Wednesday, September 10, 2008

Ares 1 passes design review

NASA's Ares 1 rocket has passed its preliminary design review. Here's Eun Kim's report from Washington ...

NASA officials gave themselves a hearty pat on the back tonight after wrapping up a major evaluation of the new Ares 1 rocket that will help send astronauts back to the moon.

"We have had a thorough review of this vehicle from a lot of different angles with over 1,100 reviewers" from seven NASA field centers, said Steve Cook, manager of the Ares Projects at the agency's Marshall Space Flight Center in Huntsville, Ala.

"We have a design that's sound," Cook said. "... It makes sense to go forward on."

The major challenge is the extreme shaking that has plagued the development of the Ares and could potentially endanger the lives of the astronauts in the Orion capsule.

The skinny rocket is a modified space shuttle solid rocket booster and upper stage engine. Tests show it might resonate like an organ pipe in flight.
Last month, NASA officials said they plan to use the equivalent of major shock absorbers to help buffer the astronauts inside the Orion spacecraft, which is the primary payload for the new rocket.

Another area that potentially poses risks deals with weather.

"We'd like to be able to fly through some clouds. The question is, what kind of particulates are in the clouds?" Cook said. Engineers will be evaluating whether the rocket will need to handle hailstorms and lightning strikes off the launch pad, he said.

Doug Cooke, NASA's deputy associate administrator for exploration systems mission, called the end of the preliminary design review a "big day in our lives," one that follows three years of work. The project now moves into the "critical design review" phase that allows for a more thorough evaluation of system elements.

NASA plans to introduce the Ares 1 rocket by March 2015 -- five years after the agency's shuttle fleet is retired. The target for the first moon mission is 2020. NASA officials said they're on target for those dates.
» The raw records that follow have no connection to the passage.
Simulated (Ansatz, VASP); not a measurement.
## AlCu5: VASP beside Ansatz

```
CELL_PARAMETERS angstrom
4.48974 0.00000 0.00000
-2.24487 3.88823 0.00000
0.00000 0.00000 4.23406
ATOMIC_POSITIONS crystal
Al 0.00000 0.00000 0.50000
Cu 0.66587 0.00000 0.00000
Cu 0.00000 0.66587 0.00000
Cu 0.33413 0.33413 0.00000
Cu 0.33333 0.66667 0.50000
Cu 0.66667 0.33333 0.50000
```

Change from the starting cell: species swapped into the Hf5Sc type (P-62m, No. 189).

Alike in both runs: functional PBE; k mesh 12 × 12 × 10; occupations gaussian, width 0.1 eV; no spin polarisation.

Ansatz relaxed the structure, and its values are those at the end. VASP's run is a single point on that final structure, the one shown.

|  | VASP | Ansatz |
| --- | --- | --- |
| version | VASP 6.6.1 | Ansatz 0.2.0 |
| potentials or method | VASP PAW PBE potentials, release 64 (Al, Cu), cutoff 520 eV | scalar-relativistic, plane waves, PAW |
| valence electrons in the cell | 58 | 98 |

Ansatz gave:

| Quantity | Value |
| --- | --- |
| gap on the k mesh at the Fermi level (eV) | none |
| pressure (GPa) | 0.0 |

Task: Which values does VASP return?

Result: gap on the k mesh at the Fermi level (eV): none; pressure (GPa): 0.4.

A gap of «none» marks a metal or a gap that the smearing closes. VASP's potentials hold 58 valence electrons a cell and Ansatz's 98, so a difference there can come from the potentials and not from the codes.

They're also working with officials from NASA headquarters who are exploring the idea of extending the life of the shuttle and what potential conflicts that might have on Constellation's development.

Image note: Above is an artist's concept of the Ares 1X test flight, planned for next year from the Kennedy Space Center, the first in a series of launches aimed at perfecting the vehicle's systems in advance of human flights that could begin as early as fiscal year 2015.